Related rates of change involving trig functions

Question

Question: A train is moving along a straight track at $75 \text{km h}^{-1}$ heading east. A camera is positioned $2$km north of the train track and is focused on the train.

a) Find the rate of change of the distance between the camera and the train when the train is $4$km from the camera.

b) Find the rate at which the camera is rotating when the train is 4km from the camera. Give your answer in degrees per second correct to the nearest tenth of a degree.

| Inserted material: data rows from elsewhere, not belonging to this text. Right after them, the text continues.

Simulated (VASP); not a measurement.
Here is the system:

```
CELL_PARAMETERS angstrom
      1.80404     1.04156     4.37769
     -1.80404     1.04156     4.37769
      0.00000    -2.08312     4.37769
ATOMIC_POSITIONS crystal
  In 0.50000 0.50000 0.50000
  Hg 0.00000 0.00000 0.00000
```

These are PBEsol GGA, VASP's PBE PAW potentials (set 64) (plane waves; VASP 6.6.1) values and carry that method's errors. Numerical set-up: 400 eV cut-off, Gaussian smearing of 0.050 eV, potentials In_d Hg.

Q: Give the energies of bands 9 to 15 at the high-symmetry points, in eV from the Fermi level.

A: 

This is a question that has caused my extension maths group a bit of confusion! We have solved part a of the question and we believe the answer is $65$km/h (2sf). This is correct. Part b is the one we are unsure about. We have set up the problem using a couple of variables and applied various differentiation techniques. The answers we are getting, however, are varied and even our teacher has said that he needs a bit more time to work out which one is correct! I am quite eager to find out whether my technique is correct. The different answers we have got are:

• $2.6 \times 10^{-3}$ radians/second (then we can convert this to degrees per second as the question asks)

• $2.6$ degrees/second

I appreciate that by putting this question out there, I may generate different responses, so I will wait to see if a several people start getting the same answer before accepting if it is correct.

Best wishes!

Answer 1

Firstly, $75 \text{km h}^{-1} = \frac1{48} \text{km s}^{-1}$

Draw a right angled triangle with the triangle 'pointing' right. Label the top vertex $A$, and then $B$ and $C$ will follow in clockwise fashion.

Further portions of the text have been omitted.